This project automatically collects and stores statistics about GitHub repositories, Slack workspaces, and Matomo analytics data.
- Scrapes GitHub data:
- Star ranking data
- Repository visitor statistics
- First-time PR contributors
- First-time issue creators
- Repository activity metrics (open PRs, open issues, open discussions)
- Repository events (all GitHub events for the repository)
- Repository releases (release information including tags, assets, and SHA)
- Open issues analysis (detailed statistics about open issues)
- Open PRs analysis (detailed statistics about open pull requests)

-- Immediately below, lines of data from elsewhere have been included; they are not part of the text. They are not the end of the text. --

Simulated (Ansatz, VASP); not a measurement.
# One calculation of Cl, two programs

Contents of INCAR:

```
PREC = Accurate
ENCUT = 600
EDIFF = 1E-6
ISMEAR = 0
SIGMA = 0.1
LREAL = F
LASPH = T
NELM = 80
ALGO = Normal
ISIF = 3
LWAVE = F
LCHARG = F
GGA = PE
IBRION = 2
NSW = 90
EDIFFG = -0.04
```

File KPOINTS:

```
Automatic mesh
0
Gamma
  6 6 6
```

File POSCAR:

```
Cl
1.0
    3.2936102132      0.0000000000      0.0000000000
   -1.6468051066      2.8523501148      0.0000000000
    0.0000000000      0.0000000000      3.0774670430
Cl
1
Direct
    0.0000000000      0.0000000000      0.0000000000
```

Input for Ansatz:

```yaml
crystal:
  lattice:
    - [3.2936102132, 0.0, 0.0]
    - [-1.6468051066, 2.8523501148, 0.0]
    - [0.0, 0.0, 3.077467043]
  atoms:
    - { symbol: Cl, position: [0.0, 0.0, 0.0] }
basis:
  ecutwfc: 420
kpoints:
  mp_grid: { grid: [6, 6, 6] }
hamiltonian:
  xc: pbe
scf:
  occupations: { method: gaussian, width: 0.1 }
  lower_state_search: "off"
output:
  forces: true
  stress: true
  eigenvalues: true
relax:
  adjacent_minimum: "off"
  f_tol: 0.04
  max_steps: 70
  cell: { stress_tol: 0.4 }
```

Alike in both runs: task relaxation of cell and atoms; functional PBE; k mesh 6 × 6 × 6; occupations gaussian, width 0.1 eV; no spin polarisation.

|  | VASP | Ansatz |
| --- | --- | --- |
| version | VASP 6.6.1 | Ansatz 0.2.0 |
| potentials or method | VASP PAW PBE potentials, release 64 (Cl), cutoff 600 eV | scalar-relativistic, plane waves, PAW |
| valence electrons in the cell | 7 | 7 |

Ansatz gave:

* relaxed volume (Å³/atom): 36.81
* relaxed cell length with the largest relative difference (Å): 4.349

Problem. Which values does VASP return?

- Slack workspace statistics:
- Member count tracking
- Active channel count
- Channel-specific statistics (member counts per channel)
- Matomo analytics data:
- Visits and unique visitors
- Visitor map data by country/region
- Top pages by visits and engagement metrics
- Supports multiple database backends:
- MotherDuck (default)
- PostgreSQL
- SQLite
- Amazon RDS
- Configurable via YAML configuration file or environment variables
- Runs automatically via GitHub Actions on a daily schedule
- Python 3.10+
- GitHub API token
- Database credentials (MotherDuck token by default)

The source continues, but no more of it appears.